Quote:
Originally Posted by Avaritia
I've talked about this often. At 1/2 someone will lose their "entire" $56 stack and go on some massive tirade berating the dealer and slamming the table etc etc.
At 5/10 I've seen people lose mid 4 figure pots and laugh.
There really is a big difference, tho you get good low stakes games sometimes and bad high stakes games too.
As an aside, it appears you are still trying to force things in a game where people dont fold. Stop.
It happens even at non-poker games too. Like someone can lose 10k at baccarat and just laugh it off, whereas if someone loses $20 at blackjack, they'll start swearing about how the dealer hits a 21 every single f**king time.
I do really like that 5/10 atmosphere. I used to play a lot of chess and I miss that friendly environment where you compete against someone, say "good game", shake their hand, etc. Maybe I'm just a romantic but I believe that poker should be a game where gentlemen play, gamble and laugh. It should be a game where people show respect and admiration for another man's (or woman's) play, not a game where degenerates throw their whole paycheck on the table and get extremely emotional about results because that's their child support money on the line.

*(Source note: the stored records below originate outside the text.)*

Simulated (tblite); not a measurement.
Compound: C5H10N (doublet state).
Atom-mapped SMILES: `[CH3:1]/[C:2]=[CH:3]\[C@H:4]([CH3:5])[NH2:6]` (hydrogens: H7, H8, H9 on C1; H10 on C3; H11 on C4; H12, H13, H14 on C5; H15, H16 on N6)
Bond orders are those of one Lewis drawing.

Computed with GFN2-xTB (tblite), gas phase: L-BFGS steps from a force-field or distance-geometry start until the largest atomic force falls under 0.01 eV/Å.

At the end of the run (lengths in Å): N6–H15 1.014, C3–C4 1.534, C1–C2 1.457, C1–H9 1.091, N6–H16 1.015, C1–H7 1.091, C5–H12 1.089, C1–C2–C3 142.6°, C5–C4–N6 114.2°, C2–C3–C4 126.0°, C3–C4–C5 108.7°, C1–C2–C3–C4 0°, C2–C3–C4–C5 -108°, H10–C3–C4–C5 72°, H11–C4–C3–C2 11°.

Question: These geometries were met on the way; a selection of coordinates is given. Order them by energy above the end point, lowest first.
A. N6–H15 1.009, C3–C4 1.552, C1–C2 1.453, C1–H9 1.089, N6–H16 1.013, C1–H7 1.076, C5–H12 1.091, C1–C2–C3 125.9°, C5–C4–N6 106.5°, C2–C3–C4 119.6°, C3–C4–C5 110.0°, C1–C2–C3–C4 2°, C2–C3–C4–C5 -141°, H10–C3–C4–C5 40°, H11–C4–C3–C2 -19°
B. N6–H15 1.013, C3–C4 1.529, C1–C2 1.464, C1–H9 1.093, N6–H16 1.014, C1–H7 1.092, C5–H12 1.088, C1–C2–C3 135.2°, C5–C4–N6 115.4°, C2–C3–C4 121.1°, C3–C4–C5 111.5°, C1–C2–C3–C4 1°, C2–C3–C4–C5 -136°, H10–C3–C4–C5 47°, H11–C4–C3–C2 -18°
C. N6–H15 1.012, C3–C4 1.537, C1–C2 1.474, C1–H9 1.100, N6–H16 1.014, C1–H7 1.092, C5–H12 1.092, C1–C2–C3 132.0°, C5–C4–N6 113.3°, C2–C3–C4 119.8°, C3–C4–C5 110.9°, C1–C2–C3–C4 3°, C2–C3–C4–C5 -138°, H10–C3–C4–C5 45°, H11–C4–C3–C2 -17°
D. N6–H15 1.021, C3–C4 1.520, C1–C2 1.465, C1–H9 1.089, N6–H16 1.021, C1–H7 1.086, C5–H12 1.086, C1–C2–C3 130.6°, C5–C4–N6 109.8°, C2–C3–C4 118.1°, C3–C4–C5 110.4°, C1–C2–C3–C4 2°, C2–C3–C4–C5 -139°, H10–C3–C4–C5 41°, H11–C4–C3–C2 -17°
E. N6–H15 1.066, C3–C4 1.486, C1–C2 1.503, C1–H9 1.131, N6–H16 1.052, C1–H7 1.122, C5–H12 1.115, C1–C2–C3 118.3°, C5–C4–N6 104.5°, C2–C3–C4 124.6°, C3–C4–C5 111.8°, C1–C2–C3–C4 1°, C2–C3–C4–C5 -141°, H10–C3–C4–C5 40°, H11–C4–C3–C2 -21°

On the last paragraph: I wouldn't say that players at 1/3 and 2/5 are incapable of making laydowns. There are plenty of non-stationy TAGfish regs out there that will fold a 1pr hand to a big raise. But I need to be selective about which hands I choose to bluff with, particularly preflop, and pick hands which have the right blockers and ideally some equity when called, rather than just bluffing for the sake of bluffing with a zero-equity hand and no blockers. The A6 bluff may have been unnecessary, same with the Q9 bluff and the 65s 3bet.